Cows, Corn and Ice Cream? PCDC Participates in Dairy Recruitment Efforts

Cows, Corn and Ice Cream? PCDC Participates in Dairy Recruitment Efforts Main Photo

23 Mar 2022

PCDC is part of a Nebraska team that is encouraging the growth of the dairy industry locally and statewide.

“Dairy farming is an under-developed livestock activity in our area, and there are significant growth opportunities in this sector,” PCDC Executive Director Ron Tillery said. “It’s important for Phelps County to be prepared to take advantage of the growth in both livestock operations and also processing, which is key to supporting more dairy farms.”

PCDC collaborates with several groups in a Dairy Development Task Force to promote the growth of the dairy industry in Nebraska. Team members include NPPD, Nebraska Department of Economic Development, AFAN (Alliance for the Future of Ag in Nebraska) and other communities. Team members attend trade shows like the World Dairy Expo in Madison, Wisc., and the recent World Ag Expo in Tulare, Calif., to connect with producers and processors and share information about opportunities in Nebraska.

The World Ag Expo is the world’s largest agricultural exposition with an average of 100,000 attendees from 65 countries each year. The Expo focuses on a variety of topics important to dairy producers, farmers, ranchers and agribusiness professionals.

Although PCDC did not send a representative to this year's World Ag Expo (it has in the past), Phelps County was represented by the Nebraska team, which exhibited in a booth and made one-on-one calls to producers and processors.
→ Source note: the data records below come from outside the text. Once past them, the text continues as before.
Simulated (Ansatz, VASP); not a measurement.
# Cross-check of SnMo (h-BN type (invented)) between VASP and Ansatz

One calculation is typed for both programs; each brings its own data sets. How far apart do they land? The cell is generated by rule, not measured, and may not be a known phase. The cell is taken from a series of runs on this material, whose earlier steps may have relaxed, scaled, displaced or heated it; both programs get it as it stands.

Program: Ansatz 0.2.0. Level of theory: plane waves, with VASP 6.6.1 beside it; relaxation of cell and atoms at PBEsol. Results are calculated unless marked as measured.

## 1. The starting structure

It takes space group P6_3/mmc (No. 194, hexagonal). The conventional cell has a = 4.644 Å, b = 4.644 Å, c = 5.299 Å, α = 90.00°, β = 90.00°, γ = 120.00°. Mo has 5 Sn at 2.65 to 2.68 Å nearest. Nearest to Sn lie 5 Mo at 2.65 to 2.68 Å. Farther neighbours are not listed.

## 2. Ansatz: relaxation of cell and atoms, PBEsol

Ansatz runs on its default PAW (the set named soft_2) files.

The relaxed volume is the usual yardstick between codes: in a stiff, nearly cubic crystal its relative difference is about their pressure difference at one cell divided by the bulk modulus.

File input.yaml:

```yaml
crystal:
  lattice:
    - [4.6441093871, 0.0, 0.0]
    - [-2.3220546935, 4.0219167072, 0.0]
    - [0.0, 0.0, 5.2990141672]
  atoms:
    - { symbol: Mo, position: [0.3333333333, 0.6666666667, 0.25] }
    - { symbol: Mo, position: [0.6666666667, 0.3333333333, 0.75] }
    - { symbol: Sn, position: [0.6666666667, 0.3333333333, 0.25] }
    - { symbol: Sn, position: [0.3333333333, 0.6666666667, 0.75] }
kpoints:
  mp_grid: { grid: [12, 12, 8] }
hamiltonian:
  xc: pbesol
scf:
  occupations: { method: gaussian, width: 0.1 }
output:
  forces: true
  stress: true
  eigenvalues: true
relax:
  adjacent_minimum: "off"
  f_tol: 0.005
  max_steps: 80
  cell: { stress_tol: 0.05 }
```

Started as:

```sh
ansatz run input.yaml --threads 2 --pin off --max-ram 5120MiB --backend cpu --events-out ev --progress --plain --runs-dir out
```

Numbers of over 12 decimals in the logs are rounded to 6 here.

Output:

“Over the past few years, the team has made repeated contacts with a core group of processors that we believe are having positive results,” Tillery said. “Aging plants and automation are driving a new round of investment by processors, and Nebraska is in the best position it's been in for years to attract an industrial plant.”

A processing plant in Phelps County would be a large capital investment adding to the tax base, and due to automation, the jobs will pay highly.

Attracting a processing plant (cheese, milk, ice cream) will open the gates for the development of dairy farms, which are large consumers of feed grains.

“Manure from dairy farms is a highly desirable fertilizer,” Tillery said. “The symbiotic relationship between grain farming and dairy farming will strengthen the regional economy.”

Tillery said the dairy industry is a good fit for Phelps County because of the local access to feed, water and an ag-friendly environment.

The lack of industrial dairy processing facilities has been an obstacle to the growth of dairy farming in the state, Tillery said. Most processing plants are further east along the I-29 corridor stretching from Kansas City to Sioux Falls, SD.

“Transportation of raw milk for more than three hours is not ideal for cost reasons, so the growth of dairy herds has been limited to points further east that are not as desirable from a farming perspective.,” Tillery said. “Modern, large-scale dairy farms prefer to avoid more heavily populated areas. Central Nebraska is ideal.”

Many dairy operations in California and other areas are being crowded out by population growth and an oppressive regulatory environment, he said.

To be prepared to take advantage of opportunities in the dairy industry, Tillery believes Phelps County would benefit from achieving "Livestock Friendly" status from the Nebraska Department of Agriculture.

“Having our zoning regulations in sync with the state programs would improve Phelps County's appeal among both industrial targets and dairy farmers,” Tillery said. “Otherwise, we're ideally situated to welcome growth in this target sector.”